The development of future projections of daily solar radiation for climate change assessments places additional constraints on the applicability of the different sources of radiation estimates investigated here. POWER is an observation-based dataset, and scenario development is for the most part limited to a “delta approach”, whereby daily time series are adjusted by a projected mean change obtained from control and future simulations of global climate models (see Winkler et al. [50] for a description of the delta downscaling method). This is also the case for reanalysis datasets such as NARR. Weather generators have frequently been used to develop climate change projections, although future changes in the variable(s) used to condition the weather generator (e.g., precipitation) can have unanticipated effects on the other variables (e.g., solar radiation) being simulated [51,52]. Although future projections of the climate variables included as predictors in empirical and mechanistic models are usually readily available, the underlying assumption of stationarity in the development of these models is a limitation when employing them to project future daily solar radiation. An advantage of the radiation estimates from regional climate simulations in these models can also be used to obtain physically consistent projections of future solar radiation.
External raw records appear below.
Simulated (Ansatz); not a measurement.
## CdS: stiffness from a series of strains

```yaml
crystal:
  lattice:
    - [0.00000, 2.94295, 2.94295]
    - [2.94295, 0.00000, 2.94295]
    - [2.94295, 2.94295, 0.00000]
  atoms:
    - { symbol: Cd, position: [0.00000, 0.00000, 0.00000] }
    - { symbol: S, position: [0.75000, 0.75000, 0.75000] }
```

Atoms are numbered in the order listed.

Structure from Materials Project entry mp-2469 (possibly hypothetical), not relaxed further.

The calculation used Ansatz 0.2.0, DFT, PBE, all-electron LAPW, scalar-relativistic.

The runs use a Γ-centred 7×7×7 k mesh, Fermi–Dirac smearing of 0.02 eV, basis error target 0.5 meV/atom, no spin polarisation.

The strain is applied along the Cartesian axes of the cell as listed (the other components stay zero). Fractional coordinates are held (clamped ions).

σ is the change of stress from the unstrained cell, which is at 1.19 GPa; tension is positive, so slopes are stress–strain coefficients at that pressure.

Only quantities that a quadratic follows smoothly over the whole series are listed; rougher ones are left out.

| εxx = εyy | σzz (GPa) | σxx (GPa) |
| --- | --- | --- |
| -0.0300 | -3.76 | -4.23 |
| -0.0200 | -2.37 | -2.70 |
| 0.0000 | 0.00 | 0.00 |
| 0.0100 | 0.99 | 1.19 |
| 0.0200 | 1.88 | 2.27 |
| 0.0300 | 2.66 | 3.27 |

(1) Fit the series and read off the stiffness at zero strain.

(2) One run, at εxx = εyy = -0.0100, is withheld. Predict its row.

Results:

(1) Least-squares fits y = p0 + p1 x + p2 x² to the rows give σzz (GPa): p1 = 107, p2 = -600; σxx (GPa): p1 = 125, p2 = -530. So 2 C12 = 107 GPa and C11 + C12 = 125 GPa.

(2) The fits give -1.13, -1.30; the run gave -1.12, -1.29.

Our findings also highlight the need for further evaluation of radiation estimates from traditional and non-traditional sources. Impacts of the different radiation estimates on simulations of crop development and yield need to be investigated for additional crops and geographic locations before broad recommendations regarding preferred sources of radiation estimates for crop process models can be made. In addition, our analysis was limited to only one example for each of the traditional and non-traditional radiation sources, with the exception of a suite of four regional climate models, although these are all driven by the same large-scale boundary conditions. Moreover, our selection of radiation estimates was constrained to sources popular in North America and available at the time this research effort was initiated. Future work needs to consider multiple weather generators, empirical and mechanical model formulations, satellite estimations, and reanalysis datasets, along with a larger suite of regional climate models. One particular source of radiation estimates that merits further investigation is the recently introduced ERA5 reanalysis [53], which has a similar spatial resolution as NARR. A recent evaluation of ERA5 radiation estimates suggested good agreement with observations for high latitude locations [54], and Wang and Chow [55] found that radiation estimates from ERA5 outperformed those from NARR when compared against observed solar radiation in Alaska. In addition, consideration of radiation estimates from a wider range of regional climate model simulations is needed, including additional simulations from the Coordinated Regional Climate Change Downscaling Experiment (CORDEX) [56]. Another avenue for further evaluation is the impact of the spatial resolution of gridded radiation estimates on the outcomes of the crop model simulations.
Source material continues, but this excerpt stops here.